Just read the new Charles Stross Laundry book "A Conventional Boy" and to be honest, I'm disappointed. It's really a short novella that's a small side story that repurposes other characters and happenings in the Laundry universe. The rest of the book is padded out with several previously published short stories that any Stross fan has already read years ago.
Neal Asher's "World Walkers" takes the poorly received "Owner" series and turns it into a multiverse jumping adventure trying to save the future of humanity. It's not bad, but feels slower and has to introduce a whole load of new stuff that isn't the Polity universe.
Far more engaging was Asher's recent "Jenny Trapdoor". A dead woman brought back and installed in a giant spider robot by insane AI Penny Black, nearly killed after a career of hunting Prador behind enemy lines, gets herself back online many years after the end of the Prador-Human war, and has to rescue herself while being hunted by her old enemies. A real page turner, a tightly written Polity war thriller.
Dennis E Taylor's fifth Bobiverse book "Not Till We Are Lost". If you've read the previous Bobiverse books, you know what you're getting with this. There's impending doom in the form of a newly discovered (but now abandoned galactic empire), an escaped AI with no moral compass beyond it's own survival, a new world of intelligent aliens to help survive a natural disaster, and a cliff hanger ending. I'd say my only criticism is that with so many Bobs around doing all kinds of different things all over the galaxy, there are a lot of different story threads going round, and some will be more interesting than others. Jumping between them often leaves you feeling that you're just tying to get though this bit of storyline so you can go back to the other storyline that you are more invested in.

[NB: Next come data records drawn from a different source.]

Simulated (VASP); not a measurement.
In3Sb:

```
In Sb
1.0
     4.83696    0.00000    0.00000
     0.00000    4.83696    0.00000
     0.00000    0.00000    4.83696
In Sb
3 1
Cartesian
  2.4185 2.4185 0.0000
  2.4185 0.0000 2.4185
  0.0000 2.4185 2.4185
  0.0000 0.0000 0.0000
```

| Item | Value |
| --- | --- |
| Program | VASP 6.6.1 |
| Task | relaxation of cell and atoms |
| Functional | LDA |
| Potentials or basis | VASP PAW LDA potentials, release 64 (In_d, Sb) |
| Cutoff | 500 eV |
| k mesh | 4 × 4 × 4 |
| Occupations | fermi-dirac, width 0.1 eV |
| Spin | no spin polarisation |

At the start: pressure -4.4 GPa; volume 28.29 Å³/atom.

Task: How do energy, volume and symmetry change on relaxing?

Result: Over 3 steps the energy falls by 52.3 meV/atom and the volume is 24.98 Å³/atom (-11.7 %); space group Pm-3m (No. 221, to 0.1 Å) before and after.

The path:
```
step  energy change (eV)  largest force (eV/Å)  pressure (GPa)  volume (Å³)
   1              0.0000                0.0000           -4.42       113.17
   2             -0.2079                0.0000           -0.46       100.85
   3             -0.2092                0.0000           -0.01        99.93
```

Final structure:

Michael Marshall Smith's "Hannah Green and Her Unfeasibly Mundane Existence". Hannah Green is sent on holiday with her grandfather as her parent's marriage disintegrates, but it turns out her grandfather is the three hundred year old watchmaker who maintains a mystical machine for the devil which keeps the world's evil energy flowing into hell. Only now it's not working, the devil is missing (until he wakes up), and fallen angels are determined to destroy the world.
Another clever, dark supernatural tale set in the modern world. Smith never fails to write clever and beautiful prose, and this is no different. Suprisingly funny and disturbing, Smith paints an alternate, scarier world that exists on top of, and underneath the world we think we know.